The Django documentation on its CSRF protection states that:
In addition, for HTTPS requests,
strict referer checking is done by
CsrfViewMiddleware. This is necessary
to address a Man-In-The-Middle attack
that is possible under HTTPS when
using a session independent nonce, due
to the fact that HTTP 'Set-Cookie'
headers are (unfortunately) accepted
by clients that are talking to a site
under HTTPS. (Referer checking is not
done for HTTP requests because the
presence of the Referer header is not
reliable enough under HTTP.)
I have trouble visualizing how this attack works. Could somebody explain?
UPDATE:
The wording in the Django doc seems to imply that there is a specific type of man-in-the-middle attack (which leads to a successful CSRF I'd assume) that works with session independent nonce (but not with transaction specific nonce etc., I suppose) and involves the use of 'Set-Cookie' header.
So I wanted to know how that specific type of attack works.
The attacker can set the CSRF cookie using Set-Cookie, and then supply a matching token in the POST form data. Since the site does not tie the session cookies to the CSRF cookies, it has no way of determining that the CSRF token + cookie are genuine (doing hashing etc. of one of them will not work, as the attacker can just get a valid pair from the site directly, and use that pair in the attack).
Directly from the django project
(I googled for session independent nonce.)
Here's a very detailed description of one-such MitM attack. Below is an abridged and simplified adaptation:
Assume that:
- the attacked site is foo.com
- we (the attacker) can MitM all requests
- some pages are served over HTTP (e.g., http://foo.com/browse)
- some pages are served over HTTPS (e.g., https://foo.com/check_out), and those pages are protected by a log-in cookie (w/Secure set). Note that this means we cannot steal the user's login cookie.
- all forms are protected by comparing a form parameter with the csrftoken cookie. As noted in the django docs, it's irrelevant to this attack whether they are "signed" or just random nonces.
Grab a valid CSRF token
- just read the traffic when the users visits http://foo.com/browse
- or, if the tokens are form-specific, we can just log into the site with our own account and get a valid token from http://foo.com/check_out on our own.
MitM to force attacker-controlled POST to HTTPS page with that token:
Modify an HTTP-served page (e.g., http://foo.com/browse) to have an auto-submitting form that submits to an HTTPS POST end-point (e.g., http://foo.com/check_out). Also set their CSRF cookie to match your token:
<script type="text/javascript">
function loadFrame(){
var form=document.getElementById('attackform');
// Make sure that the form opens in a hidden frame so user doesn't notice
form.setAttribute('target', 'hiddenframe');
form.submit();
}
</script>
<form name="attackform" id="attackform" style="display:none" method="POST"

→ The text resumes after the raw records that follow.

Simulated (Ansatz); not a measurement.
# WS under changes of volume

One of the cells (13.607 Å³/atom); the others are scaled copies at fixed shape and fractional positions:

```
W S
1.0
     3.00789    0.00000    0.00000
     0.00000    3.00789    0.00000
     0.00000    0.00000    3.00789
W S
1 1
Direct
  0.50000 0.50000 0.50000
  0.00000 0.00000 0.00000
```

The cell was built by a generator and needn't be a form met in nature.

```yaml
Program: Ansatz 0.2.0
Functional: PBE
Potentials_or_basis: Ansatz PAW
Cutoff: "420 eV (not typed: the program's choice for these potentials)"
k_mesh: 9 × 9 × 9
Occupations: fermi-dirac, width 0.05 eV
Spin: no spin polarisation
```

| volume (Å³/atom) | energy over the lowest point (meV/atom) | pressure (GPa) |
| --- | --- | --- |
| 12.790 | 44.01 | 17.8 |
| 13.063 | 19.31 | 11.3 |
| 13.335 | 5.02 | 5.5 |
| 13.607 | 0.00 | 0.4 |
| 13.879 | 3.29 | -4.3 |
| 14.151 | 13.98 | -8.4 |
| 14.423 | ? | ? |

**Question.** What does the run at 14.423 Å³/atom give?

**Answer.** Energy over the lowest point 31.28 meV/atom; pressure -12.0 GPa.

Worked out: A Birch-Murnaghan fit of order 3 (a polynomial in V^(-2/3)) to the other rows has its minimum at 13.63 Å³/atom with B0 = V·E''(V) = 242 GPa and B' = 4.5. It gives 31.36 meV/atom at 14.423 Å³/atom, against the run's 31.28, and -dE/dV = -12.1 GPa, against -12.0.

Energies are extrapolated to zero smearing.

action="http://foo.com/check_out">
<input type="text" name="expensive-thing" value="buy-it-now"/>
<input type="text" name="csrf" value="csrf-token-value"/>
</form>
<iframe name="hiddenframe" style="display:none" id="hiddenframe"></iframe>
<XXX onload="loadFrame();">
The Man-In-The-Middle attack explained in very simplistic terms. Imagine two people are talking to each other and before they start talking to each other, they do a handshake before they initiate a two way communication. When a third person starts to analyze how the two individuals how the two people communicate (What are their mannerisms?, Do they do a special handshake before they speak to each other?, What time do they like to talk to each other, etc), the third person can mold his/her communication to the point the he/she can embed themselves into a conversation and act as a mediator with the original two people thinking that they are speaking with each other.
Now take the concept and bring down to the geek level. When a pc, router, programs etc. communicates with another node unto the network, there is two-way communication occurs either by authentication, acknowledgement, or both. If a third party can determine the sequence of events that is required (session id, session cookie, the next sequence of acknowledge/transfer/termination in the traffic, etc), a malicious third party can mirror its own traffic as a legit node and flood the traffic to one of the legit nodes and if they get the right sequence of events down, the malicious third becomes accepted as a legit node.
Let's say we have a Django-powered site and a malicious Man-In-the-Middle. In the general case the site wouldn't even have to serve http://
pages at all for the attack to succeed. In Django's case, it probably needs to serve at least one CSRF-protected page over plain http://
(see below for the explanation).
The attacker first needs to get a syntactically-valid CSRF token. For some types of token (like a simple random string) she might be able to just make one up. For Django's scrambled tokens she will probably have to get one from an http://
page that includes CSRF (e.g. in a hidden form field).
The key point is that Django's CSRF tokens aren't tied to the user's session or any other saved state. Django will simply look to see if there is a match between the cookie and the form value (or header in the case of AJAX). So any valid token will do.
The user requests a page over http://
. The attacker is free to modify the response since it's unencrypted. She does a Set-Cookie
with her malicious CSRF token, and alters the page to include a hidden form—and the Javascript to submit it—which POSTs
to an https://
endpoint. That form, of course, includes the field with the CSRF value.
When the user's browser load the response, it stores the CSRF cookie specified by the Set-Cookie
header and then runs the Javascript to submit the form. It sends the POST
to the https://
endpoint along with the malicious CSRF cookie.
(The "unfortunate" fact that cookies set over http://
will be sent to https://
endpoints is discussed in the relevant RFC: "An active network attacker can also inject cookies into the Cookie header sent to https://example.com/
by impersonating a response from http://example.com/
and injecting a Set-Cookie
header. The HTTPS server at example.com
will be unable to distinguish these cookies from cookies that it set itself in an HTTPS response. An active network attacker might be able to leverage this ability to mount an attack against example.com
even if example.com
uses HTTPS exclusively.")
Finally, the Django server receives the malicious POST
request. It compares the CSRF cookie (set by the attacker) to the value in the form (set by the attacker) and sees that they are the same. It allows the malicious request.
So, to avoid that result, Django also checks the Referer
header (which is expected to always be set in https://
requests) against the Host
header. That check will fail in the example above because the attacker can't forge the Referer
header. The browser will set it to the http://
page that the attacker used to host her malicious form, and Django will detect the mismatch between that and the https://
endpoint that it's serving.